Paul McCartney sues Sony in the U.S. for return of rights to Beatles songs
Sir Paul McCartney has filed a claim in the U.S. against Sony in a bid to reclaim the copyright to Beatles songs that are currently owned by Sony, having previously been owned by Michael Jackson.
The claim is based on the U.S. Copyright Act 1976 which gives artists the chance to recover lost publishing rights on songs released before 1978. Sir Paul is hoping that a U.S. court will rule in his favour ahead of a UK court. In a similar case last year, the British band Duran Duran had filed a similar suit against a Sony/ATV subsidiary, and an English court ruled that American law came second to those of Great Britain.
By filing the suit in the U.S., McCartney's legal team hopes that U.S. Copyright law and its statutory termination rules – the point at which the copyright reverts back to the writer – would take precedence over any contracts in the UK.

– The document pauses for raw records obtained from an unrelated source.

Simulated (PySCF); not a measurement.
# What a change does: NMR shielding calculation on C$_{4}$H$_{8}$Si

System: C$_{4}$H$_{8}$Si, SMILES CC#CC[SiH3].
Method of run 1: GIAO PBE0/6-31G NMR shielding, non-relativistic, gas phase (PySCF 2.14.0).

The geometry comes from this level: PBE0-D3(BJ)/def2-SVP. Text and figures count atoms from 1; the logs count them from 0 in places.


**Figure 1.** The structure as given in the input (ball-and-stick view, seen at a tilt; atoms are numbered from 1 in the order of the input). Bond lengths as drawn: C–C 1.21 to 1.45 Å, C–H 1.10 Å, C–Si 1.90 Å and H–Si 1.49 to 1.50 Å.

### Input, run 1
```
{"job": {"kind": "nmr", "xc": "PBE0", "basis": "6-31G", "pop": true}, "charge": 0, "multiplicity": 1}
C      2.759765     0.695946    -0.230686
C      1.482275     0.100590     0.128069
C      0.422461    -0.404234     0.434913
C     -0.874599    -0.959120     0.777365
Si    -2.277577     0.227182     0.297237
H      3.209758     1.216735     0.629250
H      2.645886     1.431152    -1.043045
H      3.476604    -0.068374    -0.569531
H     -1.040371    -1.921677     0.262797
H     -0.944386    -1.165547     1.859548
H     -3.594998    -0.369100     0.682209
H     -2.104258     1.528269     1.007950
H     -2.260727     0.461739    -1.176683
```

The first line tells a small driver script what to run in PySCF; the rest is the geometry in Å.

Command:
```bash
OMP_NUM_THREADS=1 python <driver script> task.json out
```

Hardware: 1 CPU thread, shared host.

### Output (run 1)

Lennon and McCartney, the legendary songwriting team of The Beatles, had assigned the rights to some of the songs, written between 1962 and 1971, to various publishers. By the 1980s a number of the songs belonged to ATV. In late 1984, Australian billionaire Robert Holmes à Court put the songs up for sale. Sir Paul had spoken to his then-friend, Michael Jackson, about the lucrative business of owning songs and Jackson subsequently outbid his friend, taking ownership of the Beatles' catalogue. Jackson later worked with Sony to form Sony/ATV. Jackson’s heirs owned half of the business until the estate sold its share to Sony last year.